[Xcb] [PATCH] Handle EAGAIN errno from poll(2) or select(2)
Jeremy Huddleston Sequoia
jeremyhu at apple.com
Sat Aug 22 02:33:46 PDT 2015
> On Aug 20, 2015, at 09:21, Josh Triplett <josh at joshtriplett.org> wrote:
>
> On Thu, Aug 20, 2015 at 12:18:41AM -0700, Jeremy Sequoia wrote:
>> Yeah, I thought about sleeping before retrying in the EAGAIN case to
>> avoid a possible busy loop. I can do that if you prefer.
>>
>> As I indicated in the commit message, there is know known fallout from
>> the lack of EAGAIN handling. There is no behavioral problem. Indeed
>> the only time someone should ever get back EAGAIN from poll or select
>> on darwin is under resource pressure, and its likely the user would
>> have bigger concerns than this at that point.
>>
>> I just happened to notice this while tracing code to figure out why
>> someone on stackoverflow was seeing recv() of the DISPLAY socket
>> erring out with EAGAIN and then hanging.
>
> If Darwin/OSX returns EAGAIN to a blocking call under *any*
> circumstances, including "resource pressure", that's a serious bug.
> Don't work around it in XCB or any other library, *especially* because
> no other platform should behave the same way. EAGAIN means "The socket
> is marked nonblocking and the receive operation would block, or a
> receive timeout had been set and the timeout expired before data was
> received."
No, that is not what EAGAIN means. From SUSv4 at http://pubs.opengroup.org/onlinepubs/9699919799/functions/poll.html
"""
The poll() function shall fail if:
[EAGAIN]
The allocation of internal data structures failed but a subsequent request may succeed.
...
"""
True, select(2) does not specify EAGAIN as a possible returned error in SUSv4 (http://pubs.opengroup.org/onlinepubs/9699919799/functions/select.html), but darwin extends the standard to indicate that select(2) can return EAGAIN for basically the same reasons as poll(2) can.

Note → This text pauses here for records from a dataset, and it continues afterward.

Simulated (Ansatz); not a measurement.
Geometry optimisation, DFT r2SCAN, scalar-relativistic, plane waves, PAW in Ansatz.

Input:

> A blocking call with no timeout should never return EAGAIN;
> it should either block or return some fatal error.
Not according to UNIX.
> Libraries should *definitely* not have to include "wait a bit and try
> again" logic; that's the kernel's job.
Hence why I decided to just try again immediately.
> If you want a way to work around that on Darwin
This is a UNIX issue (for poll(2)). Yes, select(2) returning an EAGAIN error is a darwin *extension*, but I don't imagine that should cause any additional headaches given that we already have to handle that exact case for the poll(2) codepath.
> , you could create some
> wrapper library around functions like recv that hides the incorrect
> behavior. But first, I'd suggest reporting a bug against Darwin for
> violating the spec.
That's not necessary, as I've indicated above.